I) "While $400 million of debt will be issued for the Tax Certiorari refund, only $312.5 million goes to Nassau County and the Rockaways. The difference, $87.5 million, goes to Suffolk County for Short-term rate reduction. In effect, for political reasons, LIPA will be borrowing money in order to give ratepayers a temporary rate reduction. As a result of this financial flimflam, LIPA will have to increase electric rates in the near future to pay back, with interest, these borrowed funds."

LIPA's proposal settles the $1.2 billion Shoreham Litigation for $625 million, thus avoiding property tax increases averaging 27% in Suffolk County. This reduced settlement is funded not from property tax increases but from a electric rate surcharge in Suffolk County which reduces the electric rate savings. Furthermore, only $463 million of LIPA bonds are issued: $313 million for the benefit of Nassau rate payers ($63 million paid upfront by check, and $50 million in credits to electric bills in each of the first 5 years) and $150 million for Suffolk rate payers ($30 million in credits in each of the first five years). The credits to Suffolk rate payers are in recognition of the fact that all Suffolk rate payers may not be property tax payers, and the need to minimize the rate differential between Nassau and Suffolk Counties in the initial five years for economic development reasons.
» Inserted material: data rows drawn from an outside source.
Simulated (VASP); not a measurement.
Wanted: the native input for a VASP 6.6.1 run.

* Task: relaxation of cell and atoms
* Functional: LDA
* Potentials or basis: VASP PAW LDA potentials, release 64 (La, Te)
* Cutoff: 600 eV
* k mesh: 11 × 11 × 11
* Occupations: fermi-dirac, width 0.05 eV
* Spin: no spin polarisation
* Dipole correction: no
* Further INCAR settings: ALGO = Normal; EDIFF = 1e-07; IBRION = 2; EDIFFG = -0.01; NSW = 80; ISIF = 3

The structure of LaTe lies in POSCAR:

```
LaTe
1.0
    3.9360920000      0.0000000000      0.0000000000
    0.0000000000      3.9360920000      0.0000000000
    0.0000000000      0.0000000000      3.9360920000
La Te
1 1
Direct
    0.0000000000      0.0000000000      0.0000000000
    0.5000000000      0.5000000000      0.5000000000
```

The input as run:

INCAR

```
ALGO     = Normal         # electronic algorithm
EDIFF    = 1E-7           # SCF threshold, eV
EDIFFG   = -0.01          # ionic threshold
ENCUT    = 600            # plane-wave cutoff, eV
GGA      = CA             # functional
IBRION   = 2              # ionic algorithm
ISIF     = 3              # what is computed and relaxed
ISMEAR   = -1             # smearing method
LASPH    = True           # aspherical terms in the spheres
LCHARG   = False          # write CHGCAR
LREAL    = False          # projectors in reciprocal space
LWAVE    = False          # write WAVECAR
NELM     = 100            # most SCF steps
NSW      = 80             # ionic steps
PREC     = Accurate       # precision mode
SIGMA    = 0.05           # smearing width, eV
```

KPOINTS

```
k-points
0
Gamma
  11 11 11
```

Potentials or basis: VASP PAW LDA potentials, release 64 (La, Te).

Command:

J) "By the way, the debt associated with the Tax Certiorari does not show in LIPA'[s] debt schedule."

Wrong. The first $143 million of debt related to the Shoreham Settlement is included on the chart labeled "LIPA's Initial Debt Service Profile" (Supplemental Information of Financial and Economic Assumptions, page 8.) The debt profile reflecting all five years of Shoreham Settlement issues is shown on the next page (page 9).


K) "For years, LILCO has collected money from ratepayers to pay for future federal income taxes. However, the LILCO-LIPA deal allows LILCO to avoid paying its federal tax bill, and LILCO is not returning to ratepayers $480 million it collected for federal tax purposes. Rather, the Pataki deal gives the money to LILCO shareholders!"

Wrong. The deferred tax liability was considered in determining the purchase price for LILCO's stock. The rate payers will receive the benefit of the lower purchase price in lower rates. Also, a significant portion of the deferred tax liability has not been collected from rate payers as reflected in the regulatory tax asset.


L) "This 'negotiated' deal results in LIPA paying essentially 100 percent of LILCO's total company book value, yet LILCO's investors retain ownership of the generating stations and gas operations."

Wrong. This statement shows a lack of understanding of accounting and financial statements. LIPA's purchase price relates only to the assets we are acquiring for which we are paying slightly less than book value.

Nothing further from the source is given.